One of the first great goals of Artificial Intelligence was to make computers understand natural language (e.g., English). Unfortunately, while great progress has been made in simulating understanding (e.g., by parroting words back at the writer or speaker), less progress has been made in actual understanding. Recall, for example, the famous example of what techniques are needed to distinguish how the same words are used differently in the phrases time flies like an arrow and fruit flies like a banana.

On the other hand, it can be relatively straightforward to produce correct English sentences. We simply choose appropriate sentence structures and then fill in the parts of speech in those structures. You have explored a more restricted version of this strategy in the Mad-Libs game (and discovered, of course, that it's not so easy as we suggest here).

In this project, we will explore some simple, Scheme-based, techniques for generating English sentences.

Design Decisions

We will begin approaching the problem using two techniques common to Scheme programming: (1) We will represent each part of the text we are generating as a procedure and (2) We will use a file of Scheme values to store our data.

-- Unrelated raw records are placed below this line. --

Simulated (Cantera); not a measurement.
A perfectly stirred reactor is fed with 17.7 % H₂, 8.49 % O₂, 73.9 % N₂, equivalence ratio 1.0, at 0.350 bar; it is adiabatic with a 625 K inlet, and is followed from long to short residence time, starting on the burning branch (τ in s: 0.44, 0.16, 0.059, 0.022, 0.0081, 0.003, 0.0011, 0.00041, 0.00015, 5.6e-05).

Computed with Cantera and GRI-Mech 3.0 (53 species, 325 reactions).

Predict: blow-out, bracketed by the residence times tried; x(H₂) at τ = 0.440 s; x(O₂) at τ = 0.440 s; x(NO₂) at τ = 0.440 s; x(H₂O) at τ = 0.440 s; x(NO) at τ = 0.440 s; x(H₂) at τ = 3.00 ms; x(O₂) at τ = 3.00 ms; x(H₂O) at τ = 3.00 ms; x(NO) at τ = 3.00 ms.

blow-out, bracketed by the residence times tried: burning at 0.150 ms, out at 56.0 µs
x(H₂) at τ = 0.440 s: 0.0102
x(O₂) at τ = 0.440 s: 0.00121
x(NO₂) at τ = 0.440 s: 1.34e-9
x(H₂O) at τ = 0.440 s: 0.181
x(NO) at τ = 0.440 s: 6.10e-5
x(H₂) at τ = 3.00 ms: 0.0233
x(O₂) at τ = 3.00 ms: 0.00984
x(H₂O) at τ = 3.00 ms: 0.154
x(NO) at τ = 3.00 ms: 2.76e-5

In particular, we will write procedures for the main structures of our writings. These procedures will include sentence and noun-phrase. (You may develop others as time goes on.)

For the more basic parts of speech (nouns, adjectives, verbs, articles, etc.), we will use a common procedure, generate-part-of-speech, that takes a symbol representing the part of speech as a parameter and returns a difficult-to-predict word that fits that part of speech. Why do we not write a separate procedure for each of these basic parts of speech? Because their implementations are so similar.

To support the easy generation of these random words, we will create a file for each part of speech listing words that are classified as that part of speech. For each word, we will store a list in the file of the form

(word frequency)

Initially, we care only about the word, which is a string, and the frequency, which is an integer. In future applications, we might add another value to the entry. For example, we might represent the number of syllables or the ending sound.

Each frequency indicates the number of times the word should appear, on average, in a list of 1000 words that are classified as that part of speech. For example, if the only adjectives we use are red, black, and colorless and red appears 60% of the time, black 30% of the time, and colorless 10% of the time, our file might resemble the following.

("red" 600)
("black" 300)
("colorless" 100)

Structural Procedures

As you should recall from the previous strategy on section, we rely on procedures to provide the structural information. For example, if we decide that we will make all sentences take the form noun-phrase transitive-verb noun-phrase, we might write the following definition:

(define sentence
  (lambda ()
    (string-append (noun-phrase)
                   (generate-part-of-speech 'tverb)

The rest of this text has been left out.